In a normal listening room (15-30 square meters, medium wall absorbption) this means than you can easily get more than 95 dB SPL.
The comfort zone for 90% of listeners is 70-75dB SPL average, 85 dB SPL peak.
Above 80 dB SPL hearing is temporarily impaired.
You may desire more than 15 W just to boost bass in case your speaker cuts 6-10 dB below 80 Hz (which is a common problem).
After many years of listening I use a bass-high loudness circuit of my design or an equalizer to compensate for the ambient bass-high loss and I do not need more than 10-15 W.
I use both OTL and standard PP.
Omnes feriunt, ultima necat.
The amount of sound pressure capacity you need is a subject of differing opinions and significant debate. Most music is severely compressed so there is not a lot of need for headroom to reproduce the dynamics, although most would tend to play that music louder to make up for the poorer dynamics.

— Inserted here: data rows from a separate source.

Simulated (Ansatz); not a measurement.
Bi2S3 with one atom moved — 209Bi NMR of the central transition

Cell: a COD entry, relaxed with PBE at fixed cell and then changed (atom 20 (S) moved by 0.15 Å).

But really well recorded music can have 20 db or more of dynamic peaks which could be truncated if the amp is not capable of reproducing such peaks. If you want to reproduce the sound pressure in a symphony concert hall, you probably would want to be able to play at about 95 db for the crescendos plus additional headroom for dynamics. If you want to have the capability to reproduce a rock concert, then you probably would want to play even louder - over 100 db. This is why some design for 105, 110 or 115 db output (and some even more) to play music at actual event levels and to cover the dynamic peaks in the music. Of course, this may not be good for your hearing....
Retsel
86 db into 8 or 4 ohms? So whatcha gettin'?
See link.
What is it about these that makes them so difficult to drive? I see the mfg. recommends 400 watts! My little Avalons have roughly the same specs (87dB, 5Ω nominal) and I get plenty of volume with my 20 watt Linear Tube Audio ZOTL Ultralinear + integrated (I know, I know, not a real OTL, but that's what they call it) and even on my 8 watt Wavelength 300B amp. I don't listen above 90 dB peaks (and that's LOUD to me, even on Mahler) so I'm using not much more than 2 watts of my amps power. My speakers don't go nearly as low, so perhaps that's what those 400 watts are for. Or, I guess if you have a cavernous room and listen at live concert volumes. I can't do that even when the wife and daughters are out of the house.
Enjoy your new setup, I'm sure it will sound magnificent!
This is because the microphone, place at one meter, simply does not pick up all the information leaving the speaker diaphragm.
It bounces around in the room though. Speakers like this need to have room from the wall behind them and the side so early reflections don't get interpreted has harshness.
In general once you are back a bit from the driver, they act as if they are about 5-6dB more efficient.
The concern I would have with them is that of any 'full range' driver, which is to say that they are never full range and Doppler Effect is well known to increase their distortion.
They'll be about 5' (1.65m.) away from the front and side walls, and I have delicious-sounding MA-1s (v.3.1) ready for them...and a pair of PS Audio M1200s for summer use.
...on where they are other than 'in Phoenix', which is a VERY large place.. Still waiting for the shipping Co. to return my call.
...likes more dynamic punch than I do.
...power required, etc., is encouraging.. I definitely will try the 30-Watt Auroras with the TLS-2s.